Why does Windows use CR LF?
[I still need to read & study] Unix & Linux: Why does Linux use LF as the newline character?
[I still need to read & study] Retrocomputing: Why is Windows using CR+LF and Unix just LF when Unix is the older system?
Suppose I have 3 data corresponding with 3 persons.
Each person have 3 txt files data of the form (variable,value|...),
1.txt
A,10|
B,11|
C,12|
D,13|
E,14|F,15|G,16|H,17|
I,18|J,19|K,20|L,21|
2.txt
M,22|
N,23|
O,24|
P,25|
Q,26|R,27|S,28|T,29|
U,30|V,31|W,32|X,33|
3.txt
Y,34|
Z,35|
AA,36|
AB,37|
AC,38|AD,39|AE,40|AF,41|
AG,42|AH,43|AI,44|AJ,45|
In the same way for the other persons
Convert in excel file
picture show result after converted in excel file
It can be done quite easily in Bash into a csv
cat [123].txt | tr -d '[A-Z,][:space:]' | tr "|" "," > /tmp/output.csv
And now a short explanation:
cat [123].txt just outputs the text in the files sequentially.
The "|" pipes the output of the previous command to the next one. It is immensely useful and very worth getting to know if you intend to use Bash scripting even a little.
tr -d '[A-Z,][:space:]' deletes all capital letters and commas, as well as any and all spaces and invisible characters such as new line or line break.
tr "|" "," translates the "|" character to a "," character.
And finally > /tmp/output.csv outputs it to a new file.
Now there is one caveat. The file is technically a .TXT file and not a .CSV file. It doesn't change anything if you open it manually, but I don't know your workflow so this could matter.
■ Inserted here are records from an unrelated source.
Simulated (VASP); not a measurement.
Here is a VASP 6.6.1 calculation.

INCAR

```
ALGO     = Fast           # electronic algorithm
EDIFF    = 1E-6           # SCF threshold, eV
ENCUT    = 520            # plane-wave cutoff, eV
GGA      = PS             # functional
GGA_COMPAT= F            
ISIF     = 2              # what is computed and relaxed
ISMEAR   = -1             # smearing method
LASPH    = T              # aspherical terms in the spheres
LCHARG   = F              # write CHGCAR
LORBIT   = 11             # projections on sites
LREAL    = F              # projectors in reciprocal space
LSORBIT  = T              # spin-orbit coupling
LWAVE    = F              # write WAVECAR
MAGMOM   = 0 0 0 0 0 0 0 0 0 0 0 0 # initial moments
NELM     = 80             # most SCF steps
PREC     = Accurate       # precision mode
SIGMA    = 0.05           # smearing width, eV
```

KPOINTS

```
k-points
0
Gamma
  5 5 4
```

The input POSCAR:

I exported a CSV from excel to parse using python. When I opened the vimmed the CSV, I noticed that it was all one line with ^M characters where newlines should be.
Name, Value, Value2, OtherStuff ^M Name, Value, Value2, OtherStuff ^M
I have the file parsed such that I modify the values and put the into a string (using 'rU' mode in csvreader). However, the string has no newlines. So I am wondering, is there a way to split the string on this ^M character, or a way to replace it with a \n?
^M is how vim displays windows end-of-line's
The dos2unix command should fix those up for you:
dos2unix my_file.csv
It's due to the different EOL formats on Windows/Unix.
On windows, it's \r\n
On Unix/Linux/Mac, it's just \n
The ^M is actually vim showing you the windows CR (Carriage Return) or \r
The python open command documentation has more information on handling Universal Newlines: http://docs.python.org/2/library/functions.html#open
If you are on a unix system, there is a program called dos2unix (and its counterpart unix2dos) that will do exactly that conversion.
But, it is pretty much the same as something like this:
sed -i -e 's/$/\r/' file
What makes parsing a text file in 'r' mode more convenient than parsing it in 'rb' mode?
Especially when the text file in question may contain non-ASCII characters.
This depends a little bit on what version of Python you're using. In Python 2, Chris Drappier's answer applies.
In Python 3, its a different (and more consistent) story: in text mode ('r'), Python will parse the file according to the text encoding you give it (or, if you don't give one, a platform-dependent default), and read() will give you a str. In binary ('rb') mode, Python does not assume that the file contains things that can reasonably be parsed as characters, and read() gives you a bytes object.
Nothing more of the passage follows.